I"ve been coding professionally for the last 12 years -- I'm 34 now -- and my code definitely still looks like example 2.
Maybe it's because I code in multiple languages daily, but I tend to not use a lot of the language features for each language. A part of it is definitely thinking about the ones that come after me, and wanting everyone -- from every background -- to be immediately able to reason about the code without having to look up what every syntax feature does.
I guess it's a fine line between depth of language features used vs. readability once one is gone from the project.
Its not an exact science, or even close to approximate. It's more for fun than anything else. The correlation between style and personality is 'loose'. And a lot of it is in the perspective of the observer and what he knows about the person upfront. I guess. Consider this a "fun" or "not fun" exercise, and nothing more :)
So what you're saying is that you guess and then rationalize your successes? (If the correlation is loose, you've really got to measure it to know for sure it even exists.)

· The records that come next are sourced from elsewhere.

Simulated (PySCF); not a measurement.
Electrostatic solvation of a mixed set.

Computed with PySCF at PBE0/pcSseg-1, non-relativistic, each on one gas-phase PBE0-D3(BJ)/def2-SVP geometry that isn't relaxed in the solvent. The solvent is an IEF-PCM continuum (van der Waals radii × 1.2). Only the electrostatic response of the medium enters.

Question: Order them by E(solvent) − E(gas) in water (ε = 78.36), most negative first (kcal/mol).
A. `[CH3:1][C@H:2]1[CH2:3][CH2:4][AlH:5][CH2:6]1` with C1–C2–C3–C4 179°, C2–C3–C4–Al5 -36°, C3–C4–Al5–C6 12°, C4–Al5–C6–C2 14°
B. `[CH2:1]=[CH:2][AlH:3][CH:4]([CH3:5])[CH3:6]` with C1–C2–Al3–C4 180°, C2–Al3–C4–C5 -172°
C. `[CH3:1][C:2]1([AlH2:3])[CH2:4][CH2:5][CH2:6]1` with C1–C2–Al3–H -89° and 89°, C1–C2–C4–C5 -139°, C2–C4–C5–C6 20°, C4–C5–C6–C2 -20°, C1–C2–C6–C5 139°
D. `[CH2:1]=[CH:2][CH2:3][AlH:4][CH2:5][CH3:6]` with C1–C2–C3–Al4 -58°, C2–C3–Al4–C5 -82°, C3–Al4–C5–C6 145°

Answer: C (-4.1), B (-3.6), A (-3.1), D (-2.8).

I'm pretty much the same, been coding since 16 and I'm 28 now. I've gone through phases but I mostly code like the 2nd style. I mostly use JavaScript but occasionally pipe in another program (say python or C) when needed. I use new language features if it helps make things easier- ES6 has some really cool things, but I try not to let my code become cryptic. :)
Maybe it's because I code in multiple languages daily, but I tend to not use a lot of the language features for each language. A part of it is definitely thinking about the ones that come after me, and wanting everyone -- from every background -- to be immediately able to reason about the code without having to look up what every syntax feature does.
I guess it's a fine line between depth of language features used vs. readability once one is gone from the project.